Addition to Tradition
A wall of windows provides ample ambient light in the game room. Along the far wall, a reproduction architect’s cabinet holds twin flat screen televisions for competitive video gaming.
Photography by David Dietrich
It has all the elements of a Hallmark Channel situation comedy: loving (yet practical) parents, five energetic kids, a collection of dogs, cats, birds and rabbits…and 500 summer campers. But this is real life for Jim and Margaret Miller and their children; they’re the fourth generation of the family to operate Greystone, a revered camp for girls near Lake Summit, which is closing in on its 100-year anniversary. So when they decided to renovate the heritage house that functions as command central for the campus, the Millers wanted to honor tradition while setting the stage for fun.

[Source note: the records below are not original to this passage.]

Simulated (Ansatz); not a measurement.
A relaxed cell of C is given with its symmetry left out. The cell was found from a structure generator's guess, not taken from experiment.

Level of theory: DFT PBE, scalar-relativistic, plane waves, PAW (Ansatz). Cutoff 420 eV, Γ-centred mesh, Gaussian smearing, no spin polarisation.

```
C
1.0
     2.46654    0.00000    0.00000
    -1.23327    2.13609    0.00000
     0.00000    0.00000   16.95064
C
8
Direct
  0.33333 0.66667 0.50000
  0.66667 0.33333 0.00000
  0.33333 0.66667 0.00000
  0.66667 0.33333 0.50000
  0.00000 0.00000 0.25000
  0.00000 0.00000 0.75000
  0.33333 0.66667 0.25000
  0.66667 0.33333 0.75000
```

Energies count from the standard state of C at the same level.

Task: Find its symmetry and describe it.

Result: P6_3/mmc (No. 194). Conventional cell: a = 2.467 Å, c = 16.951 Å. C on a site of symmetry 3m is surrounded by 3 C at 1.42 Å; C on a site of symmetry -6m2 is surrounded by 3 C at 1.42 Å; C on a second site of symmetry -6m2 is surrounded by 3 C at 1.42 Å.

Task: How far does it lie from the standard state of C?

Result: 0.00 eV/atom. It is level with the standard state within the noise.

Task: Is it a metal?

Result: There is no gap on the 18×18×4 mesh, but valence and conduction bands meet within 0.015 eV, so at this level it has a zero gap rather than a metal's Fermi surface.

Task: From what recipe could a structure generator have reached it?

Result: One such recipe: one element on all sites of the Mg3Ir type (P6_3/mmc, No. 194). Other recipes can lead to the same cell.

The house had developed along with the family and the camp. The original structure was a four-room salt box, built in the early 1900s as a mill house for the textile industry in Tuxedo and purchased by Jim Miller’s great-grandfather when he founded Greystone in 1920. Jim’s parents added on in the 1970s — a saw-tooth, mountain contemporary style addition — and over the years, further adaptations had created something of a crazy quilt of rooms.
“Many of the earlier renovations were drawn on the back of a napkin and executed by the camp carpenters,” says Jim with a chuckle. Not exactly a comprehensive approach. “One of the issues was that it was unclear where to enter the house,” notes Margaret. There were three different entries — basically three back doors — but there wasn’t really a front door.”
Enter architect Wayland Shamburger. One of his daughters had attended Camp Greystone, and he had delighted the Miller’s with an earlier design for the porch and bell tower for the campus’ dining hall. Shamburger had an immediate grasp of the challenges, and opportunities, in adapting the family home to the Miller’s unique needs.
“The original house had a very traditional feel, but the addition was as far as you can go opposite to that,” recalls Schamburger. “They were two worlds that didn’t relate to each other at all. I wanted to create an addition that paid attention to the history but didn’t stay too close to the Colonial. This is a camp — it required a more mountain rustic, more Adirondack architectural persona”
To physically transform the house, builder Brad Hutchinson and his crew from Grace Homes took the 1970s addition down to the foundation. “Brad built my parent’s new home,” says Jim, “so we knew we wanted him on this project. It was like working with family.” The new construction was then blended gracefully with the original section of the house, which contains the Millers’ personal spaces. “By adding some shutters and changing some of the textures on the exteriors of the main house, we could transition to this new section, with the shake roof and a more rustic feel,” explains Schamburger.
The result is a greater sense of continuity between the elements. “The 1970s addition took up basically the same footprint, but looked kind of tacked-on,” notes Jim. “Visually, this structure occupies the same space, but now it celebrates its own weight. It still acknowledges the “growth” of the house — it doesn’t deny the history — but it’s a much more comfortable graft.” Landscape design by Tom Mainolfi of Carolina Native Landscapes and stonework by Jim McPhee further integrate the home into its setting.
Recognizing that the Miller home serves as a gathering place for the campers and staff, Shamburger’s design incorporated an appropriate transition from the public to private areas of the home. Just a short walk from the campus along a wooded path, the structure’s large covered porch offers access to a great room punctuated by a high, vaulted ceiling with beams from Blue Ridge Timber Frame and an adjacent game room. The generous kitchen and dining areas overlook the living space and provide a congenial setting for the Millers’ daily breakfast meetings with the senior counseling staff.
A gallery — with an exquisite curved bookcase by Woodform Cabinets and hand-wrought iron railings by Patrick Pusateri — affords a birds-eye view of the great room. This balcony area also provides access to the children’s quarters in the upper story of the old section of the house while multiple computer stations in the aerie allow Jim and Margaret to monitor their youngsters’ online time. An adjacent family playroom connects to the downstairs game room via a secret door and a fireman’s pole.
To help her create the ambiance of a well-established — yet current — legacy home, Margaret worked with interior designer Bob Lancaster of Kentucky, a family friend. “We wanted to finish out the house in a beautiful way, “ says Lancaster, “but it was vital that all the fabrics and furniture be very user friendly and interchangeable, that is, adaptable to many different areas of the home.” Their muted palette, comfortable and un-fussy furnishings and Arts & Crafts touches invoke a sense of ease — kid friendly, low maintenance, yet supremely inviting.
And, yes, there is now a lovely entryway — a covered portico, foyer and clearly defined front door. It’s a door that offers warm welcome to a new/old house that’s filled with a tradition of laughter, life and love.